Published on 20 May 2024

Scientists turn to AI and moths to assess health of ecosystems

Image: NTU Asian School of the Environment Project Officer Ng Wan Lin, Associate Professor Eleanor Slade, PhD student Nicole Su-Yin Dorville, and Research Fellow Sean Yap. In the middle is an AI biodiversity monitoring unit set up on the NTU campus at the edge of the forest, in the western catchment area.

Local researchers are now shining a spotlight on moths, which are critical in helping to pollinate plants and flowers at night, taking over the role played by butterflies and bees during the day, said NTU Assoc Prof Eleanor Slade of The Asian School of the Environment. They are also an important food source for bats and birds, and their presence is a good indicator of the health of an ecosystem.

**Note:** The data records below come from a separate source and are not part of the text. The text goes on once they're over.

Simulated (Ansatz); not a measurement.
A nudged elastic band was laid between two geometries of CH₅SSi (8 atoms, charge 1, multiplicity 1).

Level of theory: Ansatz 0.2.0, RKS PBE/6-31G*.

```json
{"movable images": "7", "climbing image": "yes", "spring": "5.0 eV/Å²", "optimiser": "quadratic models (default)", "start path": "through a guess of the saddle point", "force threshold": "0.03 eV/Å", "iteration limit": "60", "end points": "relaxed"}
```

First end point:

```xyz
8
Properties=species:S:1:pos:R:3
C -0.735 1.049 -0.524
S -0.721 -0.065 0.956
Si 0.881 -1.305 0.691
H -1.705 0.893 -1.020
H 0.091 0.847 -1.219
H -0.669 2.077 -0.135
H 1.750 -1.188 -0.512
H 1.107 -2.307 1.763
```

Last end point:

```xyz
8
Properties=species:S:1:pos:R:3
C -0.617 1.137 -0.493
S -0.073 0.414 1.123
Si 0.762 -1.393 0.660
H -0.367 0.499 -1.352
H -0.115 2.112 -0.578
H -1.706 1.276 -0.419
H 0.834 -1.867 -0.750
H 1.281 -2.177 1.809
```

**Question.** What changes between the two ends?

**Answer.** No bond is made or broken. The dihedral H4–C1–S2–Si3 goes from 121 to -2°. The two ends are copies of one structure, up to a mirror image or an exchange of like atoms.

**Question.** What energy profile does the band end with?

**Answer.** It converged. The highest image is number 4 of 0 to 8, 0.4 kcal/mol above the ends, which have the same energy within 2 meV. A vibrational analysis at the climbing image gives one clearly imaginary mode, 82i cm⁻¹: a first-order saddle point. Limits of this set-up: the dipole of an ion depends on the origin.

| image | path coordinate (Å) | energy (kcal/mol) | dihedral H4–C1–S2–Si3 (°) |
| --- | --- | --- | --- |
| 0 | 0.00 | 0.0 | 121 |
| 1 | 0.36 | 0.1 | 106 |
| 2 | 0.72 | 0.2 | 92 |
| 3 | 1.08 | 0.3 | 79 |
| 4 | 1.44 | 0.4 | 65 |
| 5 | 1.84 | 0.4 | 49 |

To help determine the moth species found in Singapore, 10 remote monitoring stations have been placed around the island, each fitted with an ultraviolet (UV) light source to attract the insects and a camera to photograph them automatically. With the help of artificial intelligence, the moth species can be identified in real time after establishing a local database, with images from the citizen science platform iNaturalist.

There are between 400 and 1,000 moth species in Singapore, but since most of them are active at night, they are not very well studied, said Ms Nicole Su-Yin Dorville, who is doing her PhD in novel methods for monitoring the response of biodiversity to environmental change. The data from the monitoring systems will feed into a larger study helmed by Britain’s Centre for Ecology and Hydrology and the Alan Turing Institute, which is looking to better establish moth populations in tropical regions where there are large numbers of understudied moth species. 

As part of the AMBER (AI-assisted Monitoring of Biodiversity using Edge-processing and Remote sensors) project, a network of 40 monitoring systems will be deployed in places that are biodiversity hot spots, including Singapore, Kenya, Costa Rica, Japan and Thailand. Funded by the Abrdn Charitable Foundation, the project looks to develop and trial cutting-edge technology for monitoring biodiversity.